U.S. stocks close flat, but deals, earnings spark sharp individual moves

Deal talks and earnings results sparked sharp moves in individual stocks, while the broader market was steady.

The S&P 500 was little changed Friday but notched a weekly gain. Major indexes have swung between relatively small losses and gains in recent sessions, and daily stock-trading volumes have been below the 2016 average.

On Friday, the Dow Jones Industrial Average fell 17 points, or 0.1%, to 18146. The S&P 500 slipped less than 0.1% and gained 0.4% for the week. The Nasdaq Composite rose 0.3% Friday.

Microsoft shares rose 4.3%, closing above their record level of $59.56 hit during the dot-com boom in 1999, after the company beat forecasts for both sales and profit Thursday.
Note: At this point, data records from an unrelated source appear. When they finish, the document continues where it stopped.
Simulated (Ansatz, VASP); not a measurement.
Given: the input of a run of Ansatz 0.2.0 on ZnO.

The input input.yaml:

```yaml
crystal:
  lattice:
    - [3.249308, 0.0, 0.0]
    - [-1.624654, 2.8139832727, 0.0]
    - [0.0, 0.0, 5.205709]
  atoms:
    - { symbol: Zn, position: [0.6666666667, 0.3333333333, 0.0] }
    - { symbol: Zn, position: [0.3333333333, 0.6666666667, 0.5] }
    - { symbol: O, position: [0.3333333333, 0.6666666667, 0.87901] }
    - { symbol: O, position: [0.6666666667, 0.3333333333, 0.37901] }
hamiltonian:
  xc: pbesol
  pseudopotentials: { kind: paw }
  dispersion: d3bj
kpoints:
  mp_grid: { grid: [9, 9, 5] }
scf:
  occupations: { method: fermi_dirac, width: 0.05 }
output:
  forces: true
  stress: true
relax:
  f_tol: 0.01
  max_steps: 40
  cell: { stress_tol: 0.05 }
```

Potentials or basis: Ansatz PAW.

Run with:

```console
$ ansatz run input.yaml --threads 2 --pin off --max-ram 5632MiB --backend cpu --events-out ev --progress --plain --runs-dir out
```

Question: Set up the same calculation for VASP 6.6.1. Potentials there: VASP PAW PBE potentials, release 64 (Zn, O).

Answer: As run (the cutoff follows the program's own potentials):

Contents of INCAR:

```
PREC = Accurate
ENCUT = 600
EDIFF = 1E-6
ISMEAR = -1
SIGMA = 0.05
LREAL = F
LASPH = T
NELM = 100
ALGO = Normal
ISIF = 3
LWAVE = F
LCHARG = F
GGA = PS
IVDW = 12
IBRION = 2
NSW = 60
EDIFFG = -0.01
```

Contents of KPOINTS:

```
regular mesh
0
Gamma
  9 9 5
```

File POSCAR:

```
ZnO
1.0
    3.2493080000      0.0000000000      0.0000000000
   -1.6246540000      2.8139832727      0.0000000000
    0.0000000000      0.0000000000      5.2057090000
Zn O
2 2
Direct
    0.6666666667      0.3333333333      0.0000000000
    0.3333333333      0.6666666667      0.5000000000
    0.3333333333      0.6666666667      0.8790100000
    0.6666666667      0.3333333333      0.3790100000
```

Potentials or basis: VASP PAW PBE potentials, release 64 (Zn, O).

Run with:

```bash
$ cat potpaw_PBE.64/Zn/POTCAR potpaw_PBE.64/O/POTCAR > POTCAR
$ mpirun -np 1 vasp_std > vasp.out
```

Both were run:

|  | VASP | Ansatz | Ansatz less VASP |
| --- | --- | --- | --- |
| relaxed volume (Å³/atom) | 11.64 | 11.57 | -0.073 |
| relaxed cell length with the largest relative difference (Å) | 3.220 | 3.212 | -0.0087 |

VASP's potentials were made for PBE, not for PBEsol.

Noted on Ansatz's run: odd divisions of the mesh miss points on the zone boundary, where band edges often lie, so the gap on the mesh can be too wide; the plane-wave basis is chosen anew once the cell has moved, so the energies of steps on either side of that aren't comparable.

Shares of Time Warner rose 7.8% after The Wall Street Journal reported that AT&T was in advanced discussions to acquire the media company. Shares of AT&T fell 3%. Verizon Communications, which announced lower quarterly revenue and falling subscriber growth Thursday, fell 1.9%.

Verizon and AT&T dragged down the telecommunications sector of the S&P 500, which led declines with a 2.3% drop. The consumer-discretionary sector, which includes Time Warner, led gains with a 0.8% rise.

Shares of Reynolds American added 14% after cigarette giant British American Tobacco said it made a $47 billion takeover offer for the remaining stake in its U.S. peer. Shares of British American Tobacco fell 2.9% in Europe.

Shares of PayPal Holdings surged 10% as the company reported profit and revenue Thursday that beat analyst expectations. The payments company also said it struck an agreement with Alibaba Group Holding to make PayPal a one-click payment option for the Chinese e-commerce giant’s consumers.

General Electric fell 0.3% as its oil and gas business continued to weigh on revenue growth in the most recent quarter.

Earnings season has been driving much of the action in the U.S. stock market lately. Roughly a quarter of S&P 500 companies have reported so far, and earnings are on track to decline 0.3% from a year earlier, according to FactSet. That is an improvement from the 2.1% decline projected by analysts on Sept. 30.

“The macro factors are always going to be in place but it’s going to be pretty quiet between now and the elections,” said Trip Miller, managing partner of Memphis, Tenn.-based hedge fund Gullane Capital Partners. Investors will be “paying more attention to the earnings cycle,” he said.

Overseas, the Stoxx Europe 600 was unchanged Friday but rose 1.3% for the week, led by a recovery in the banking sector. Financial shares have risen in the U.S. as well, with the KBW Nasdaq Bank Index of large U.S. commercial lenders on track for a 3.5% weekly gain.

The U.S. dollar continued its rally amid expectations that the Federal Reserve would raise interest rates in December. The WSJ Dollar Index, which measures the dollar against a basket of 16 currencies, was up 0.2% Friday.

The Shanghai Composite Index inched up 0.2% for a weekly gain of 0.9%.

Japan’s Nikkei Stock Average declined 0.3% for the day but rose nearly 2% this week, while Australia’s S&P/ASX 200 shed 0.2% to end the week little changed.

The Hong Kong stock market was closed as the city shut down for a typhoon.